Put Your Dreams on Paper and Someone Might Buy Them


fast fingers

When someone offers you $1.5 million over three years, you take it, right? What if you had to write a 52-page proposal in exchange for it? Still a good trade. This is why I love grant writing.

Since the fall, I have been working with a team at the school putting together a Physical Education Program grant. We finished it on Friday, after at least 300 hours of cumulative work doing research, administering surveys to students, and meeting with partners. This is the downside of grant writing: you can spend hundreds of hours fine-tuning your dream and there is no guarantee that it will come true. But what is life without dreams?

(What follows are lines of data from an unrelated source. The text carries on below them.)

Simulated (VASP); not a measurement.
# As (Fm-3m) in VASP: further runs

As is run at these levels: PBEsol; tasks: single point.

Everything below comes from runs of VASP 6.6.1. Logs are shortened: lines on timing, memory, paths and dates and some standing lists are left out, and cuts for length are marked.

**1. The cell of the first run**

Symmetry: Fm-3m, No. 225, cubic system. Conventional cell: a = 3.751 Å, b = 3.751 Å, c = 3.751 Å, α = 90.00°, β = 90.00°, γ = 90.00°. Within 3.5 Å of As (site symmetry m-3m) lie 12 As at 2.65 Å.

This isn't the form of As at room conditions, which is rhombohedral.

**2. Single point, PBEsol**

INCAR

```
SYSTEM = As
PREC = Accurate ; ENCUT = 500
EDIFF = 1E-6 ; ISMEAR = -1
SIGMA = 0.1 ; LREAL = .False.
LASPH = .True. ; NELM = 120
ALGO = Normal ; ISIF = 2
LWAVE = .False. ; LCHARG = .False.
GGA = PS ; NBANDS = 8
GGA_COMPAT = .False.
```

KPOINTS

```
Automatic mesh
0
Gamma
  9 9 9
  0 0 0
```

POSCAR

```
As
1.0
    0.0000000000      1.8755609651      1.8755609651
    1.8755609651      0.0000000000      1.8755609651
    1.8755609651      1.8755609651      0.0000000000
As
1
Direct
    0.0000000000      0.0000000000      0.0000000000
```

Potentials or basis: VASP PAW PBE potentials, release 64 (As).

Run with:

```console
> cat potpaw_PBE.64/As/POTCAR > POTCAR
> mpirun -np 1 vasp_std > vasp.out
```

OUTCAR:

Plus, I know we will get this one – I have a good feeling about it and I know it was a really good proposal. Three nights this week I worked until everyone else had left the office building. It was just me, stacks of rough drafts massacred by red pen, post-its lining the periphery of my computer screen, and the sound of my keyboard clicking under my fingers. Word by word I crafted a 25 page proposal (52 pages including attachments) and I felt great. I would leave the office, after a 12 hour day of sitting in front of the computer, full of energy and be reminded how much I love to write. It is a gift to be able to take abstract ideas and write down a comprehensive plan for why and how they should be accomplished.

Today, I am grateful to be a grant writer for a living.